Outreach to the Communist Party, U.S.A. Post-FPCC Debate
Following the disclosure of his defection, Oswald sought advice from the Communist Party, U.S.A. He had previously sent unsolicited photographic samples to the Party newspaper, the Worker, offering free contributions. He presented Arnold Johnson, Gus Hall, and Benjamin J. Davis honorary membership cards in his nonexistent New Orleans FPCC chapter. Arnold Johnson, director of the Party’s information and lecture bureau, replied that the Party had no organizational ties with FPCC. Marina Oswald testified that such correspondence from those he considered important meant much to Oswald, providing proof that “there were people who understood his activity.” In an August 28, 1963 letter to the central committee, Oswald asked whether he should “always remain in the background, i.e. underground” given his compromised position, and Johnson advised that it was often “advisable for some people to remain in the background, not underground.”

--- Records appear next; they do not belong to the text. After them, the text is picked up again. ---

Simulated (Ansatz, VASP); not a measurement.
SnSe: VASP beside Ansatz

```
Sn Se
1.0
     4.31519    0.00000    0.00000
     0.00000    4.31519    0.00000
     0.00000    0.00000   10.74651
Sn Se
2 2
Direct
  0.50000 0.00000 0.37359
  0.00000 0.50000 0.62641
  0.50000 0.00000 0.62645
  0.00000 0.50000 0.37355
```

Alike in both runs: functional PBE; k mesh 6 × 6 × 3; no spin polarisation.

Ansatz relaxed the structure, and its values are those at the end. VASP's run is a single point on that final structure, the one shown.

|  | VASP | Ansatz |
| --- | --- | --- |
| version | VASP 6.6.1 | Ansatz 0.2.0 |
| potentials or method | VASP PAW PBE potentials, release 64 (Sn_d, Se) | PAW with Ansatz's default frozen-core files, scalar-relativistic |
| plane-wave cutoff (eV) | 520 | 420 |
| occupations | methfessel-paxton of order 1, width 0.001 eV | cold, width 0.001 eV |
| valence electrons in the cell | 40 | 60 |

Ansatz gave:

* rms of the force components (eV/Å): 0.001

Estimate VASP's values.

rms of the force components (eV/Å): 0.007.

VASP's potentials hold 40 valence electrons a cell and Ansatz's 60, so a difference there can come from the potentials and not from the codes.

Oswald’s 1963 New Orleans Personal and Professional Hardships
By August 1963, after only three months in New Orleans, Oswald had fallen on difficult times. He had disliked and quit his job greasing coffee processing machinery after slightly more than two months and had not found another. His wife was expecting their second child in October, with associated financial concerns. His FPCC efforts had won no support; the Bringuier altercation and arrest upset him and caused him to “cool off a little.” Most damaging, his defection history was now public, leaving him vulnerable to attack. Following Johnson’s advice to “remain in the background” was impossible since there was no background to his one-man “organization,” and he had received no letters from FPCC national headquarters since May 29, 1963, despite writing four detailed letters to V. T. Lee and keeping the headquarters informed of address changes.